# Thank you for your Christmas card



## artimedoros49

Ahoj,

What is the correct way to say *Christmas card *in Czech?

Děkuji za tvůj *vánoční přání *or *vánoční pohlednice.*

Or are they pretty well much the same?

Thank you


----------



## Enquiring Mind

Hi artimedoros49, the short answer (in my non-native opinion) is *vánoční přání*, but there are problems with the rest of the sentence as it stands, and we can't give you the right version without more specific context. I guess that's why no-one has answered all day. 

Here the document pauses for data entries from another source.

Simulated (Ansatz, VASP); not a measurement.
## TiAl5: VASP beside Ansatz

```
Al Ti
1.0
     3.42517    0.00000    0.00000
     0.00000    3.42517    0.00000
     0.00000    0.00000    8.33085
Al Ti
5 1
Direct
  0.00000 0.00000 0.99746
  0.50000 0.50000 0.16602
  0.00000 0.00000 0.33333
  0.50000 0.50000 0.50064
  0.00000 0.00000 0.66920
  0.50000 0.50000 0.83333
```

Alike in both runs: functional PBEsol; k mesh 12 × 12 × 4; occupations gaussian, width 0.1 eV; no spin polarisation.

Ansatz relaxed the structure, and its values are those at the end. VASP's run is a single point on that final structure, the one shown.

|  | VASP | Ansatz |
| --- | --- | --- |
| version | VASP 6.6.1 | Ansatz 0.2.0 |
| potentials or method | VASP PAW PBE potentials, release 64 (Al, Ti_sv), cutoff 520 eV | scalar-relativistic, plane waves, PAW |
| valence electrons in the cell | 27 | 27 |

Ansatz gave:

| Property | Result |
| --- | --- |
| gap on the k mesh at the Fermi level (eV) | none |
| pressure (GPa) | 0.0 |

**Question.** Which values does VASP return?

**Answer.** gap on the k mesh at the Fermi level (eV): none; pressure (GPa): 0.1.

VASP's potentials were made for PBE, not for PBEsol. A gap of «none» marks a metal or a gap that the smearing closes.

How many people are doing the thanking? How many people are being thanked? How many Christmas cards were sent (the version you have suggests that more than one card was sent, because the object appears to be in the accusative plural)? If only one person is being thanked, what is your social relationship with the person being thanked (Czech has the same tutoyer/vouvoyer distinction as in French)? How formal do you want your sentence to sound (děkuj*i* = formal/polite - could even be construed as stand-offish, děkuj*u* = friendly/colloquial)?  Do you just want to know how to say the phrase correctly, or are you learning the language and interested in an explanation of the grammar in the phrase? 

Who'd have thought a simple sentence in Czech could be fraught with so many difficulties, eh? These are the kind of sociolinguistic considerations that a translation machine cannot even begin to address.  To sum up, the sentence doesn't work as it stands, but if you can provide the answers to the context questions, I'm sure people will be able to help. 

Šťastný nový rok! (That's a phrase the translation machine can't possibly get wrong .)


----------



## artimedoros49

Thanks for your response, Enquiring Mind, and for pointing out the inconsistencies in grammar.
My haste (and typo) has led to some confusion, for which I apologise. I'm writing to a cousin. Hence, informal. Actually the sentence I provided was just for context of some sort. I'd like to know the Czech for _Christmas card. _According to _Internetová jazyková příručka, _*přání *is (N.) Accusative Sing and Pl. So if that's the correct word to use, then *vánoční přání* should be OK. But another cousin has referred to her Christmas card as a *pohlednice, *which my dictionaries refer to as a _*picture postcard.*_
If this is the correct word, then I guess it should be *vánoční **pohlednici *(F. Acc. Sing). I am referring to only one card, not several cards.
Once again, thank you.


----------



## Enquiring Mind

Ok thanks for the context, I can see now that you're already aware of the grammar aspects.  

The one I hear all the time (well, around Christmas mostly ) is "vánoční *přání*". I don't recall hearing native speakers here in Cz say "děkuju za vánoční *pohlednici*". "Přání" literally, of course, refers to the good wishes or sentiments rather than the piece of cardboard - the Christmas card - on which they're printed, but at the same time what you're thanking them for is the good wishes or greetings, rather than the piece of cardboard.  So by extension (and in context), *přání *means the card too. 

So, to someone who you normally "tykat" (use the familiar forms of address) and in familiar style: "děkuju za vánoční přání". Czech doesn't need to use the possessive adjectives "my" "your" etc as much as we use them in English, and the possessive "za *Tvé* vánoční přání" sounds out of place to me in this style and context. 

But wait for the natives, hopefully they will chip in soon with their thoughts.


----------



## artimedoros49

Thanks for all your help, Enquiring Mind. Much appreciated.


----------



## bibax

We use the dative *ti* (= to you; like in German "ich danke *dir* für ..."):

Děkuji Ti za vánoční přání. 

Děkuji za Tvoje (or Tvé) vánoční přání.  although otherwise grammatically correct and comprehensible


----------